Personalizing Your Association Membership Services

12 Aug Personalizing Your Association Membership Services

Is your association’s membership lagging? Are you struggling to attract new members? Have you recently lost members to a competitive organization? If so, it could be that you have a “one size fits all” philosophy about your membership, when what you need is a more individualized approach. 

Closing that gap between what you’re offering and what your members really want can make the difference between breathing new life into your organization or watching it slowly deteriorate. Read on to learn five ways your association can up its game by providing more personalized membership services. 

 

À la Carte Pricing

Are your membership fees essentially the same for everyone? That should change. We’re not talking about a few tiers for students, professionals and retirees. We’re talking about multiple pricing structures that allow for serious personalization of fees. For example, the member who only attends the annual conference shouldn’t spend the same amount as the person who uses all your online learning features and downloads all your publications. 

The good news about offering variable or à la carte pricing is that, as new members come on board, your association has the opportunity to increase revenue. Grandfather in existing members, but, over time, gradually increase the cost of joining when extras are involved. Think about what kinds of features members would be willing to pay more for, such as: 

  • One-on-one mentoring
  • Résumé assistance
  • Online courses
  • Credentialing and continuing education suggestions
  • Downloadable content, books and manuals
  • Recommended reading and industry book reviews
  • Private Facebook groups
  • Job postings

 

Make Niche and Curated Website Content Available

Just as your membership levels should be individualized, so should your website content. Avoid generic content members can find elsewhere, and offer expert how-to articles, interviews, e-books, and videos that fill a genuine need and offer value for your audience. 

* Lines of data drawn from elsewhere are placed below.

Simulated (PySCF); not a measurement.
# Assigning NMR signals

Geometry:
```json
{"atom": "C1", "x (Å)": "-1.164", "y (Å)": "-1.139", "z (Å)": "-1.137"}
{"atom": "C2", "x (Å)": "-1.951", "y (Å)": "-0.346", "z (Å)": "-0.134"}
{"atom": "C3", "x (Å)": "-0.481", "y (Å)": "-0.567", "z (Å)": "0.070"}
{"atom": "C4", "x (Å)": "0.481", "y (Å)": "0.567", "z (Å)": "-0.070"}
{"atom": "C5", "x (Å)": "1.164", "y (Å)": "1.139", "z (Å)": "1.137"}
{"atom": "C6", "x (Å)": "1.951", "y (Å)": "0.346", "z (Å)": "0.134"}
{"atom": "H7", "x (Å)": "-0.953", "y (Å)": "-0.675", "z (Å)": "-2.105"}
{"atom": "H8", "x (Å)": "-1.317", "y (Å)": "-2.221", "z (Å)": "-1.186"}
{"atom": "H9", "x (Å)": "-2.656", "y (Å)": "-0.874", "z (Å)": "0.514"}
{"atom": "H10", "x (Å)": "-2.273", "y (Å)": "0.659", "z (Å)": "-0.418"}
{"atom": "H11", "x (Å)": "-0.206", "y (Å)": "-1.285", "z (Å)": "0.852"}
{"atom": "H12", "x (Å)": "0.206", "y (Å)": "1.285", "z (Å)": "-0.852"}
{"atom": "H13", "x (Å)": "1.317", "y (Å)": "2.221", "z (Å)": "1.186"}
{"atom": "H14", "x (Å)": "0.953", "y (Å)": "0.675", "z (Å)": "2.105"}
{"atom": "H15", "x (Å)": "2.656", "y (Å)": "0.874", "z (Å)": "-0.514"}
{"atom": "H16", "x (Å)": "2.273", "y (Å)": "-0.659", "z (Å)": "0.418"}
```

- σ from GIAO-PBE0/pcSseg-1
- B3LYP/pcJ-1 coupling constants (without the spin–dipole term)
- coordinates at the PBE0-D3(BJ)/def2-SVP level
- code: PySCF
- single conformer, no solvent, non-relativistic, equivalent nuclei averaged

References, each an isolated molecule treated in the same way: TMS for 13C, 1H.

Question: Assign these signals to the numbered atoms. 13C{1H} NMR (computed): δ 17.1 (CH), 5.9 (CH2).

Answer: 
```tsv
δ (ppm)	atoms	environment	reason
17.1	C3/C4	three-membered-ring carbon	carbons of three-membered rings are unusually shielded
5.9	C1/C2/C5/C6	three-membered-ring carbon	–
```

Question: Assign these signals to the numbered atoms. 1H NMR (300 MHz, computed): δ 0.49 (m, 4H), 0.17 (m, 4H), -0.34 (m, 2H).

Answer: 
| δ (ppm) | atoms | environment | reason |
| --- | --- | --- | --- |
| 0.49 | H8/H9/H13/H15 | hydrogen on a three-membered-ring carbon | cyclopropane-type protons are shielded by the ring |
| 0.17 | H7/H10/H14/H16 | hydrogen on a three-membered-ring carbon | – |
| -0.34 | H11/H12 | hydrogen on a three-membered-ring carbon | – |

If you’re not sure what your members want, ask! While you can glean a lot of information from your website statistics, you’ll get far more specific direction by surveying members (or prospective members) directly. 

Offer a few items for free to allow members to test them. For example, you could publish a series of three e-books in a series. Provide the first gratis for all members, while asking members to pay for the second and third books if they enjoyed the first. Let them suggest sequels if they want even more information on the topic. 

 

Provide Career Counseling and Personal Mentoring

Offering personal interaction and help up the career ladder is ideal for attracting members of all ages, but it really shines for Millennials. This demographic grew up on more personalized services for everything by virtue of their relationship with technology, so they expect it from associations. Mentoring can take many forms, including: 

  • Internships
  • Help with resumes
  • Job references
  • One-on-one coaching
  • Small classes
  • “Ask me anything” sessions (AMAs), either in person or online
  • Video courses with live Q&A 
  • Project review and feedback
  • Publishing assistance and beta reading
  • Help choosing programs for advanced degrees or night school

 

Appeal to All Member Demographics

Don’t forget to tailor messages, content and activities to members of all ages. This includes:

  • Mature or pre-Baby Boomers (born 1945 and earlier)
  • Baby Boomers (born 1946 – 1964)
  • Gen Xers (born 1965 – 1980)
  • Millennials (born 1981 – 1999-ish)
  • Generation Z (born mid-to-late ’90s and up)

Each one of these demographics has different learning styles and preferences, different cultural touchpoints, and different notions of things like manners. A Millennial might be fine with a happy birthday text message from friends and family, whereas an early Boomer may expect a card in the mail. 

What does each group struggle with that your association could provide? Younger members may want career help, while older members need assistance with technology and retirement planning. 

 

Offer Personalized Learning Paths

For a truly personalized approach, a unique learning path for each member may fit the bill. This combines the elements mentioned above, from career mentoring to coursework and credentialing, with the member’s age and education level taken into account. 

Often, members may start out on one track, only to realize they want to go in another direction or they are forced there by the job market or the economy. Offering step-by-step flexibility may be attractive to many members.

A wonderful way to greet new or prospective members is to offer a one-on-one session, much like meeting with a guidance counselor as a college freshman. Where does the member want to go? What’s holding them back? What can you give him or her to help the individual to achieve desired goals? Chart out a course and then offer the membership features, priced right, that are perfect for their needs. 

Don’t wait until your association membership is in decline. Be proactive about personalizing membership services, and you may put the days of worrying about filling your ranks behind you.